New beer made by monks arrives in the U.S.

At the Monastero di San Benedetto in central Italy, the monks understand the potential of the U.S. beer market — because these monks are American.

“I knew the difference between craft beer and run-of-the-mill factory beer,” says Father Benedict Nivakoff of his life before committing himself to monastic life. He is from Connecticut, but you’d hardly know it from the traditional black robe, long-growth beard and intonation, which is a result of his polylingualism.

Monks have a storied history of brewing beer, but in Italy the industry has always been wine. Today, these Benedictine monks are brewing and exporting Birra Nursia to the U.S. as a means of fulfilling the Rule of Saint Benedict, which requires self-sufficiency through work. 

This April, Birra Nursia’s two beers, a blond ale and a Belgian strong ale, hit the U.S. market. Customers order on the monastery website and, shortly thereafter, beer arrives at their door.

“For us, it was really important that the monks do everything,” says Father Benedict. In Belgium, where making beer in monasteries has been a part of life for centuries, some operations have become commercialized. “Most of the monasteries have gone big and make so much beer that they can export it all over the world,” he says.

In order to integrate small-scale brewing within the rigid demands of monastic life, the monks of Norcia visited their Trappist brothers at small monastic breweries across Belgium. “Our life is mostly centered around prayer,” says Father Benedict, “so we get up at 3:30 in the morning, we pray seven times a day, we’re in and out of the church every hour — there isn’t a lot else we can do, besides the brewery.”

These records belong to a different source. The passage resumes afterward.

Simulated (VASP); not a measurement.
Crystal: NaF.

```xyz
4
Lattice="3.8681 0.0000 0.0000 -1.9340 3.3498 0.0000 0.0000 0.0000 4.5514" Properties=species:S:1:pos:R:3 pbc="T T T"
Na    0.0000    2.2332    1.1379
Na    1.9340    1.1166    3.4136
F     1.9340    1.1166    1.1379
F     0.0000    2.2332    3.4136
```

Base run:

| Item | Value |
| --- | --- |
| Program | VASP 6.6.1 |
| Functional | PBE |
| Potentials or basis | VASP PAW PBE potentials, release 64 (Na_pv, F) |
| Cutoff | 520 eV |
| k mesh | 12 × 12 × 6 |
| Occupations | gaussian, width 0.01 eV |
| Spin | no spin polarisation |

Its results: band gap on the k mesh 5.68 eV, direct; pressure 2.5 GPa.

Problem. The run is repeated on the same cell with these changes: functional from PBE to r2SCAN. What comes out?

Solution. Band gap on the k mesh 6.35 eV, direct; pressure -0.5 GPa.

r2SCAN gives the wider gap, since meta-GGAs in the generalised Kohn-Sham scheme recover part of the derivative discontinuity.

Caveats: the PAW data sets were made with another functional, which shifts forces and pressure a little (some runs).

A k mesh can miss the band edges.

The monks don’t hire outside help, so they need to closely manage the beer. “One of the ways we can be successful is to have very few middlemen,” says Father Benedict. After the monks brew and bottle the beer in Norcia, they send it by container ship to their distributor, Holiday Wine Cellar, in Southern California. From the distributor it goes directly to your door. “We have control over every step of the process,” he adds.

So how much of the beer they make do they actually get to drink?

“Not a small amount,” says Father Benedict with a laugh. “We have very high standards, so a lot of things that don’t meet our standards come to the monks’ table.”

Tap into the Brotherhood with these monk beers, available in California.

Birra Nursia Extra by Monastero di San Benedetto (Norcia, Italy) Belgian strong dark ale, 10% alcohol by volume (ABV)

If holy contact is paramount, Birra Nursia delivers the most monk for your buck. From the hilltop monastery in central Italy, there are no laymen involved in the production or packaging of the beer, and no retailers or bartenders between you and this Benedectine brew. A​vailable online.

Chimay Blue Grand Reserve, by Abbaye Notre-Dame de Scourmont (Chimay, Belgium) Belgian strong dark ale, 9% ABV

Chimay is the most commercial of the Authentic Trappist Product beers, a designation by the International Trappist Assn. (ITA) that requires a monastic brewery to meet several qualifications. C​oursing through a broad distribution of American grocery stores, Chimay offers an entry point to monk beer for drinkers in every geographic reach. Available at Trader Joe’s.

Ovila Abbey Saison by Sierra Nevada Brewing Co. (Chico, CA) Styles and ingredients vary seasonally

For a uniquely Californian perspective on monk beer, Sierra Nevada brews the Ovila Abbey Ales series in collaboration with the monks of Abbey of New Clairvaux. These Cistercian brothers harvest fruit for the beer from their orchards in Vina, Calif., where they also tend vineyards. A​vailable at Beverage Warehouse.

Gregorius by Stift Engelszell (Engelhartszell, Austria) Belgian strong dark ale, 9.7% ABV

Stift Engelszell became the eighth certified Trappist brewery in 2012 and the only European representative outside the Low Countries. On the banks of the Danube in northern Austria, the Trappist monks brew Gregorius with regional hops and local honey. A​vailable at Total Wine & More.

Orval by Abbaye de Notre-Dame d’Orval (Villers-devant-Orval, Belgium) Belgian strong dark ale, 6.2% ABV

Unlike other monastic breweries, which offer two or more styles of beer, Orval produces only one beer for the public. With lighter alcohol and a gentler flavor than many other Trappist beers, Orval is a very palatable example of monk-made beer coming from an 11th century monastery. A​vailable at Ramirez Liquor.

Trappistes Rochefort 8 by Abbaye Notre-Dame de Saint-Rémy (Rochefort, Belgium) Belgian strong dark ale, 9.2% ABV

Rochefort beer is made with relatively hard water from a nearby spring, contributing to the distinctive character of this beer. The green cap Rochefort 8 is more complex than Rochefort 6 but not as intense or high in alcohol as Rochefort 10. A​vailable at Vendome Wine & Spirits.

Westmalle Trappist Tripel by Abdij der Trappisten van Westmalle (Malle, Belgium) Belgian tripel, 9.5% ABV

Like other Trappist breweries with large production, the monks at Westmalle oversee operations, allocating funds and maintaining core values, but do not physically brew the beer. Westmalle launched the tripel in 1934 and the recipe has remained largely unchanged since the 1950s. Available at BevMo.

La Trappe Quadrupel by de Koningshoeven (Berkel-Enschot, Netherlands) Quadrupel, 10% ABV

The Koningshoeven brewery has a contentious past regarding monk involvement. When a commercial Dutch brewery took over operations in 1999, La Trappe beers no longer met the requirements of the ITA to be an Authentic Trappist Product. When monks returned to the scene a few years later, the brewery won its designation back. Available at Valley Beverage Co.